Joe Biden will call on Congress to introduce a minimum tax targeting the investment income of the wealthiest Americans as part of a new budget proposal.
In a statement released on Saturday, the White House said Biden’s plan would require US households worth more than $100mn to pay a minimum 20 per cent tax on all income, including unrealised income from investments such as stocks and bonds.
The White House said the tax would affect only 0.01 per cent of US households, with more than half of the revenue to be raised from those worth more than $1bn.
The Biden administration said that while the wealth of the richest in America had increased, they paid just 8 per cent of their total realised and unrealised income in taxes, while a firefighter or teacher paid double that rate.
“President Biden is a capitalist and believes that anyone should be able to become a millionaire or a billionaire,” the White House said.
“He also believes that it is wrong for America to have a tax code that results in America’s wealthiest households paying a lower tax rate than working families.”
Wealthy households that pay less than 20 per cent of their full income, including currently tax-free unrealised income, will be required to pay a top-up tax to meet a 20 per cent minimum.
The proposal is the first time Biden said he would impose a tax on the wealth of the richest Americans, having largely steered clear of such policies in favour of imposing higher taxes on capital gains and companies.

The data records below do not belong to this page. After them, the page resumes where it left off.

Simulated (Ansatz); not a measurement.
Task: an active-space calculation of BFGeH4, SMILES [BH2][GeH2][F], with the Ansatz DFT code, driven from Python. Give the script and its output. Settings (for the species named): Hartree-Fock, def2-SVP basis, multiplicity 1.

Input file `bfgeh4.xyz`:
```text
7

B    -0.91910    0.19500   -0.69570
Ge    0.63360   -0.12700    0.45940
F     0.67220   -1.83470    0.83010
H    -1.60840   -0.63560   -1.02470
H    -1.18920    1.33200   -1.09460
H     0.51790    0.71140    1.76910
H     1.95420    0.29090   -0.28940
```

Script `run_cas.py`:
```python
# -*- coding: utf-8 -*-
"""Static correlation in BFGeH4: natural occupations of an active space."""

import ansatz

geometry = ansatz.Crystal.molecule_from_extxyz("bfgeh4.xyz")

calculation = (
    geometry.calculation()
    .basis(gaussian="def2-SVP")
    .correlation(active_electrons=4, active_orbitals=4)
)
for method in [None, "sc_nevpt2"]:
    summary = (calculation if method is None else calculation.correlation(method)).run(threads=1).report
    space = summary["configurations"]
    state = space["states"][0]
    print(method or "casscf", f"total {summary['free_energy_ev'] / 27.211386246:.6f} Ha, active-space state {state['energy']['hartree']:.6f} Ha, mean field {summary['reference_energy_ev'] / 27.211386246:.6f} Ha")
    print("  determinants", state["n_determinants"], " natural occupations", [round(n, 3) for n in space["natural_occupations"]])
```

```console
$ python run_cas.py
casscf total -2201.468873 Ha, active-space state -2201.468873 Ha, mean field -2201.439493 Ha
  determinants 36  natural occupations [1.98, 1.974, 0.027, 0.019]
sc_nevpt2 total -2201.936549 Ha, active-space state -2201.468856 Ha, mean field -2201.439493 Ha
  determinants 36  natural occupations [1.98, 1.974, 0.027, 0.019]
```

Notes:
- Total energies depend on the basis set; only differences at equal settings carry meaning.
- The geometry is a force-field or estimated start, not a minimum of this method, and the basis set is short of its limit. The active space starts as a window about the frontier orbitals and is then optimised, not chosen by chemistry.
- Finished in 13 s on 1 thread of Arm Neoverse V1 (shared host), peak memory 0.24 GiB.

Last October, a plan by some Democratic Senators to introduce a billionaires tax collapsed after a backlash from moderates including Kyrsten Sinema from Arizona.
The tax was being considered as part of lawmakers’ and administration officials’ efforts to reduce the size of the $3.5tn climate and social safety net proposals in Biden’s stalled Build Back Better agenda to about $2tn to appease the moderate holdouts within the party.
On Saturday, the White House said the minimum income tax on billionaires, combined with other measures in the president’s budget proposals, would reduce the deficit by $1tn over a decade.